In days of old , great tales were told of fabulous fearless knights, whose methods were now completely out of date and overshadowed by Sir Dancealot who cleverly danced the monsters into submission. But one day he meets his match. A huge dragon appears who leads him a merry dance, that is, until the dragon decides that their contest should be on ice.
It is not until the dragon slips into a huge hole created by their ice skates that Sir Dancealot gets the upper hand. Being a nice knight he takes pity on the dragon and when he helps him out of the hole they become friends. Lovely characters and simple rhymes make this an attractive story for age five and upwards.
As is usual in the Little People, Big Dreams series, the concentration is on the childhood days of the heroine. As a young child, Amelia was fascinated by the flight of birds, which soon led to a fascination with aeroplanes. Her interest became obsessive when she got a spin in a biplane.
She became famous when as one of a crew of three she became the first woman to fly the Atlantic. Soon after establishing her own flying club she braved the Atlantic on her own. Her final attempt to be the first woman to fly around the globe ended in disaster — but by then she had proved that the most important aspects of human personality are courage and ambition. A beautifully illustrated and inspiring book.

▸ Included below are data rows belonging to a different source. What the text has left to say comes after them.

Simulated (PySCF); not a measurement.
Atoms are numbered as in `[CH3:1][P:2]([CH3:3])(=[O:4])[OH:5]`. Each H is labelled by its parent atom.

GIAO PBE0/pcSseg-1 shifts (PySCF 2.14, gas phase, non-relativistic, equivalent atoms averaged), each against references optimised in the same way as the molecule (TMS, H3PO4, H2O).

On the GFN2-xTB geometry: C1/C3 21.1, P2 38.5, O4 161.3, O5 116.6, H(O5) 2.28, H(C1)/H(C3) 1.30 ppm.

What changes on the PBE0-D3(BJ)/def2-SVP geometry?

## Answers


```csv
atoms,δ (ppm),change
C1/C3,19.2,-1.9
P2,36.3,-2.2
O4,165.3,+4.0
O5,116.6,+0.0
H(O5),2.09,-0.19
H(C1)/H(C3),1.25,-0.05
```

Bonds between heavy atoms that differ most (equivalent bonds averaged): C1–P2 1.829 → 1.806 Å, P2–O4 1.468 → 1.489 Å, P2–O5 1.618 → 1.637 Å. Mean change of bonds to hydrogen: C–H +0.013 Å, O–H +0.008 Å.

This is more than a book of poems — it is a book about poetry and about looking at words. As well as being a collection of humorous verse it gives invaluable tips on writing poetry.
It also explains the nature of Mesostic poems, where the subject of the poem reads perpendicularly through the middle of each line; Cinquains which have a defined number of syllables per line, and cut up poems, which use headlines and phrases from newspapers for example. Should inspire the creative minds of seven- plus readers.